AT&T is being punished at last for its shady claims of plans with “unlimited data” but were in reality nothing of the kind: The company has agreed to a $60 million settlement with the FTC, which has pursued the case for years. Some 3.5 affected customers can expect partial refunds — little more than pocket money, but it’s something.
The complaint was filed almost exactly five years ago, after customer complaints from previous years had piled up. AT&T, after offering truly unlimited data plans for a few years, made changes to how the plans worked but not to how they were advertising. Starting in 2011, the company began throttling customers with “unlimited data” who hit data caps to a fraction of the speed they normally got. We’re talking kilobits here.
Naturally that’s not quite in line with the “unlimited” claims, and some people took AT&T and others to court early on over it. But the FTC’s 2014 complaint indicated that the feds were taking this seriously.

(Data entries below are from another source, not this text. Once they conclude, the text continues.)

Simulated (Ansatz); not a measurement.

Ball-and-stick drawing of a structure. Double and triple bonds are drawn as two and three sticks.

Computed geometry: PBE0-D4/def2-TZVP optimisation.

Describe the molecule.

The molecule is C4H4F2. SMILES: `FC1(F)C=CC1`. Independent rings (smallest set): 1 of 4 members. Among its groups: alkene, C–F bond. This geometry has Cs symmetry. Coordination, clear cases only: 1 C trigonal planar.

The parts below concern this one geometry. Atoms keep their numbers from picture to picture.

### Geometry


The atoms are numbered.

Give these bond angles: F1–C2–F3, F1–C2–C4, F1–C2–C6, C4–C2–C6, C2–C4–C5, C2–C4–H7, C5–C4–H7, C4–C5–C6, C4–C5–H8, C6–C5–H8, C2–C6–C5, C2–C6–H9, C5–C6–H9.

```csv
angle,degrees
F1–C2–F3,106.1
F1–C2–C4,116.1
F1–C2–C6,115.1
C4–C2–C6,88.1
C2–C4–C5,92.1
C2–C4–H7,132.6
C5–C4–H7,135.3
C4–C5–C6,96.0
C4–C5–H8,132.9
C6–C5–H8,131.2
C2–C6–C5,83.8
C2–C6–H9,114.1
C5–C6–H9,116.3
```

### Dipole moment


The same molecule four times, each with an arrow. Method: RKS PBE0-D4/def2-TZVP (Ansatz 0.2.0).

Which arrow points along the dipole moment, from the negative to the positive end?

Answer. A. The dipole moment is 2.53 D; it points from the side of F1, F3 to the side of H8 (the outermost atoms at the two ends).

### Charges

Since the complaint was so obviously true, AT&T attempted to thwart it via process, claiming that the net neutrality rules adopted in 2015 moved the authority to regulate mobile carriers from the FTC to the FCC, retroactively mooting the case. They pursued this ridiculous argument until last year, when a federal court slapped it down and the FTC’s process was allowed to continue unimpeded. And here we are 18 months later with a $60 million settlement.
“AT&T’s bait-and-switch scam is a good window into the many harms that result from dominant companies operating without the discipline of meaningful competition,” said FTC Chairman Rohit Chopra in a spicy statement accompanying the announcement. “Their market power, financial resources, and one-sided information gives them license to ignore their own contractual obligations while aggressively enforcing every little clause in the fine print. Consumers can accept the bad deal, walk away, or fight it, but each choice carries a cost, with dominant firms prevailing almost every time.”
$60 million is a drop in the bucket for a company the size of AT&T, but the FTC action and other pressure also put executives on warning for prioritizing profits over customers with scams like this one.
“The company could have upheld its obligations to its customers by making the right infrastructure investments,” Chopra continued. “It certainly had the money to do so. In 2012, as the company boasted to investors that customers were fleeing its unlimited plan for tiered plans, it spent more on share buybacks than it invested in its wireless network. The bottom line is that AT&T fleeced its customers to enrich its executives and its investors.”
Unfortunately those customers will remain fleeced, as there are some 3.5 million of them and only $60 million to distribute. This will be divided between current and former AT&T customers as follows according to the proposed settlement:
- $7.5 million to be split by current AT&T customers who experienced throttling to 128 kbps
- $29.7 million to be split by current AT&T customers who experienced throttling to 256 or 512 kbps
- $6.3 million to be split by former AT&T customers who experienced throttling to 128kbps
- $16.5 million to be split by former AT&T customers who experienced throttling to 256 or 512 kbps
All this will be done “pro rata,” so if you were an early adopter who got throttled every month of your year-long contract to 128 kbps, you’ll get a bigger share than someone who only went over once and got throttled to 512 kbps.
There’s no need to fill anything out or submit a claim; If you’re currently an AT&T customer, you’ll get a bill credit, and if you’re a former customer you should get a check in the mail.
Naturally AT&T is barred from pulling anything like this again: The company can’t claim something is “unlimited” without prominent disclosure of the actual limitations on the service.